Sarah Britten
Sarah Britten

Tiger, Zuma and the importance of being likeable

Tiger Woods does not have a lot in common with Jacob Zuma. Clearly, they’re both rather, ahem fond of women, and both have found themselves at the centre of sexual scandals — an entire rape trial in the case of the president.

But there’s an important difference that is becoming more and more apparent. When people talk of Zuma, they mention how charming he is, how likable he is. But, amidst all of the jokes about 18 holes and Tiger’s wood, something becomes clear. People watched Tiger on TV. They admired him. They thought he was the greatest thing since sliced bread*. But nobody actually liked him.

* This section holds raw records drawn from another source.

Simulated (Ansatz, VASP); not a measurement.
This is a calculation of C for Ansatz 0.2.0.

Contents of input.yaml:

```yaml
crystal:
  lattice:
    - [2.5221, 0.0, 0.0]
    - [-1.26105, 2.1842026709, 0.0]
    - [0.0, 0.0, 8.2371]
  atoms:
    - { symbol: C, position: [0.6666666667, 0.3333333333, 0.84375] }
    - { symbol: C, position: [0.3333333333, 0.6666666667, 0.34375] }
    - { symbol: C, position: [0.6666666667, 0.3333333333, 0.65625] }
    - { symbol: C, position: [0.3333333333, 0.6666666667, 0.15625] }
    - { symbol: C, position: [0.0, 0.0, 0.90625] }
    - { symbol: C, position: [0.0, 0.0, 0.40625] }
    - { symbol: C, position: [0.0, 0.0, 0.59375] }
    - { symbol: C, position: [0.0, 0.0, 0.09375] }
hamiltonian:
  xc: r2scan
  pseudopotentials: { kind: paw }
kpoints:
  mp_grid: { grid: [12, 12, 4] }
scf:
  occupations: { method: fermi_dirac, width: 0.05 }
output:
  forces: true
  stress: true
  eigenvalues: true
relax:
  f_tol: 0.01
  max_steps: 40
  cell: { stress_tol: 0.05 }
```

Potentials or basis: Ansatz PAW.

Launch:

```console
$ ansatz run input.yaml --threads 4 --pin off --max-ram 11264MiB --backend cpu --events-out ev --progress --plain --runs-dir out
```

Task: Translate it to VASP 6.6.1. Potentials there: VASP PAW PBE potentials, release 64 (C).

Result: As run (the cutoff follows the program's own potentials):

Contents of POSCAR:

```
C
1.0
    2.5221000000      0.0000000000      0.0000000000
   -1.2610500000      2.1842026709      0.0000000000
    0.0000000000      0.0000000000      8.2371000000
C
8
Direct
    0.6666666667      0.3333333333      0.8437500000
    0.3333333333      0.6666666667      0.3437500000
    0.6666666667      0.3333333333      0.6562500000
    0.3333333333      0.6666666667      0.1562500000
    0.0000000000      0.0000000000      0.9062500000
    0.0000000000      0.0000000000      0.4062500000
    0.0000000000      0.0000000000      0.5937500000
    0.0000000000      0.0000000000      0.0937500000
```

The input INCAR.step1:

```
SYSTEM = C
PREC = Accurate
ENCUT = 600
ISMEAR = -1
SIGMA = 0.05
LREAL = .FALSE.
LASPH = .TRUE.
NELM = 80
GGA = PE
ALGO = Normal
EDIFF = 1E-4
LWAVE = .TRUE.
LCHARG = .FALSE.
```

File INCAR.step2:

As James Moore observes in this excoriating piece in The Huffington Post: “A part of Tiger’s present problem stems from the fact that his great skills were blended with a kind of off-putting arrogance. There are people pleased to see him fall because they respected the talent but disliked the man.”

People are like brands in that way too — indeed, Tiger Woods is a billion-dollar brand, or at least that’s what he was — and brands that are likable are much more likely to be forgiven when they face PR disasters than brands that are not. That’s why you invest in your brand, why you worry about whether your customers like you — not so that they will buy more of your product, but that they will come back to you when you face a crisis, as almost all brands eventually do.

Some have mentioned Bill Clinton in the same breath as Tiger Woods, suggesting that double standards are at play here (and that Tiger’s race plays a role). But we knew Bill Clinton was a rogue from the start. He lied about Monica, but we never thought he was perfect in the first place. He was the fried chicken-eating, saxophone-playing black man in a white skin, and we could relate to him. He was human. He was likable (in fact, the complete opposite of his wife).

Zuma also has the gift of likeability, so much so that South Africans of all races are willing to look past the shallowness of his rhetoric and give him the benefit of the doubt; his approval ratings are at an all-time high. Even Helen Zille has acknowledged how charming he is, even as he undermines the Constitution. You can get away with a lot when you are charming.

“The public wrongly assumed that because Tiger was so disciplined in athletics that he was equally principled in his comportment off the course,” Moore writes. Where the blame for Tiger’s facade of infallibility lies — the man himself, his sponsors who fed off his image, the public — will no doubt remain the subject of much conjecture for years to come. I predict many, many volumes devoted to the subject of Tiger and where it all went wrong will be lining the shelves of bookstores around the world — and indeed the subject of papers analysing the gendered and racialised nature of the scandal. Race issues, Tiger’s predilection for Barbie types, the media and marketing machine — it’s an academic’s dream.

How many of those who choose to analyse this scandal for its deeper cultural meanings will reflect on the ambiguous question of who the public forgives, and who they do not? Tiger was the perfect American: post race, his family a gloriously photogenic melting pot, possessed of a talent that seemed at times to defy reason.

He was perfect. But he was not likable. And so, when we find that he is not merely human, after all, but that he has hidden a dark side worthy of Priapus himself, we cannot forgive him.

*Personally, I think the greatest thing since sliced bread is fitted sheets.